Example: Ross Ulbricht's laptop
  • Ross Ulbricht is a man currently serving a life sentence for creating the "Silkroad" darknet drug market.
  • FBI agents were nearing the end of their investigation on Ulbricht and were doing close surveillance on him prior to his arrest.
  • He was known to carry an encrypted laptop they believed was used to manage Silkroad. This laptop was heavily protected and would re-encrypt itself when not in use or if it became inactive.
  • On the day of his arrest the FBI followed him to a public library where he was using this laptop to manage Silkroad.
  • A male and female agent started a loud argument near him in order to distract Ulbricht.
  • When Ulbricht turned around to look at the angry 'couple', the man pushed the unlocked laptop across the table to the woman who handed it to another FBI agent. The agents intermittently pressed a key while photographing data on the laptop to keep it from automatically locking.
  • By using a simple physical attack they were able to bypass all his software protection. After FBI agents arrested Ulbricht they used evidence obtained from the laptop to convict him of many crimes.



Example: Autorun USB drives
  • A common attack that worked against Windows before it was effectively killed by Microsoft
  • The attack revolved around the ability to create USB drives that automatically launched programs stored on the drives when they were connected to a Windows computer.
  • This led to an easy attack vector: leave malicious USB drives near the target you want to hack, then hope they pick them up and plug them into a PC running Windows
  • In practice this is surprisingly effective as people are curious by nature, despite any training they have.

Gentle touch

A ‘gentle’ physical attack is one that can be performed quickly and easily without permanently modifying the hardware. This means you can hack things without disassembling them, leaving any damage or anyone even noticing it’s been hacked. Normal user input performed by a human that results in a device being hacked would be one of the simplest examples. In some cases, (like ‘smudge attacks’ that look for marks on a user’s smartphone to indicate their unlock pattern) an attack may be so gentle that you don’t even need to physically touch the device. Other attacks use sound or RFID to interact with nearby devices without touching them. However, in most cases gentle attacks are the result of abusing a designated interface that is meant to connect to an external device. Malicious peripherals (evil keyboards, mice, USB drives) are a technique like this that can compromise both PCs and smartphones. People often connect peripherals to different computers, this means it can potentially compromise multiple devices if the attacker’s lucky.

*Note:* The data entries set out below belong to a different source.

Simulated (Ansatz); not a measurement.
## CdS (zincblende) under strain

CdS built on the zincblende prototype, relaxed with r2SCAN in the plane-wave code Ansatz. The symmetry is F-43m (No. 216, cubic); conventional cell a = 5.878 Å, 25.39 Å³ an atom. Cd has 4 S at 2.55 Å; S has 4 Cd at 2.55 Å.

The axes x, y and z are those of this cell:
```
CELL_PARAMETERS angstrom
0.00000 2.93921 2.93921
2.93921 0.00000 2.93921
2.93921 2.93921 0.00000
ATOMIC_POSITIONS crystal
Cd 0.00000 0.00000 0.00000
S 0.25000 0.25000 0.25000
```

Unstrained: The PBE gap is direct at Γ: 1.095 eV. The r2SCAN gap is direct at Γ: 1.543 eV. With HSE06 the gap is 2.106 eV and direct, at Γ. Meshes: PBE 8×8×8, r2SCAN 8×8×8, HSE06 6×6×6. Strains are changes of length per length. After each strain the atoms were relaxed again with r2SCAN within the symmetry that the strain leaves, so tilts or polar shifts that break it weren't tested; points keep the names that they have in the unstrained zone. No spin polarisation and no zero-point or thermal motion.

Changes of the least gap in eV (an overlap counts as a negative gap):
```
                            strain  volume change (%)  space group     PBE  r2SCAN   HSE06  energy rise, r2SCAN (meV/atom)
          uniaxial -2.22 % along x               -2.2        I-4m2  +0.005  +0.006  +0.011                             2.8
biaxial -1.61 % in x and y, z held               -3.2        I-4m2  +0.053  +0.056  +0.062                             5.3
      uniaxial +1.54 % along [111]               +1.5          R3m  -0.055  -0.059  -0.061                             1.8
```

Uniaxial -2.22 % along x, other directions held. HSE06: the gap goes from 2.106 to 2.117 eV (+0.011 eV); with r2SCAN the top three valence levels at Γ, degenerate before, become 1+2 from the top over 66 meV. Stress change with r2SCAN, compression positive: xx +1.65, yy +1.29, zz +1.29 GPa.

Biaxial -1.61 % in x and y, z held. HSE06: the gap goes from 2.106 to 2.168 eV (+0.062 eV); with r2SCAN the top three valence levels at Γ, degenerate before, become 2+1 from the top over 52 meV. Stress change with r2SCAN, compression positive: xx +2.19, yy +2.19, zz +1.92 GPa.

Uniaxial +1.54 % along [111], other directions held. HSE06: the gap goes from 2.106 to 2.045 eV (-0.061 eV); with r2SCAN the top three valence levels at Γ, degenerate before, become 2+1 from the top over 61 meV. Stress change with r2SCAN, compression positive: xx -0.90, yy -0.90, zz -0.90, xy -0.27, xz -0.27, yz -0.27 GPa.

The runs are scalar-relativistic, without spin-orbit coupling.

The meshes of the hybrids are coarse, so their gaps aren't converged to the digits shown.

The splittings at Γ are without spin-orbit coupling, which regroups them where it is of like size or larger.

Example: Hacking smartphones with NFC
  • Near Field Communications (NFC) is a technology used to transfer data by reading data tags, typically within 1 inch of a device.
  • NFC is used in many smartphones as well as credit and debit cards.
  • Multiple exploits have been found in both Android and iOS that allow a malicious NFC tag to exploit the phone.
  • To trigger the exploits an attacker only needs to get close to the victim and tap something against their phone.
  • Similar attack vectors (physically tapping against victim's pockets) have also been used to steal NFC credit card information.
  • Directional NFC antennas can also be specifically crafted to increase the range on NFC scanning and potentially deliver the attacks slightly further than 1 inch.



Example: Breaking PGP with sound
  • By measuring electrical emissions of an electronic device it's possible to figure out what instructions are being performed inside the device.
  • Although it can be difficult or error-prone if there is too much noise, under good conditions this can be an effective way to extract data from a machine.
  • RSA is the underlying algorithm behind PGP. Because RSA must follow an easily recognizable pattern to generate or decrypt encryption keys, it's possible for an attacker to extract encryption keys.
  • Using sound, researchers can deduce the electrical activity on the device, then use that to extract the encryption key the device is using.
  • Although the sound attack mentioned has only been tested against laptops, it could be easily applied to smartphones.
  • While technically this isn't a purely "physical attack" it still requires physical proximity to do.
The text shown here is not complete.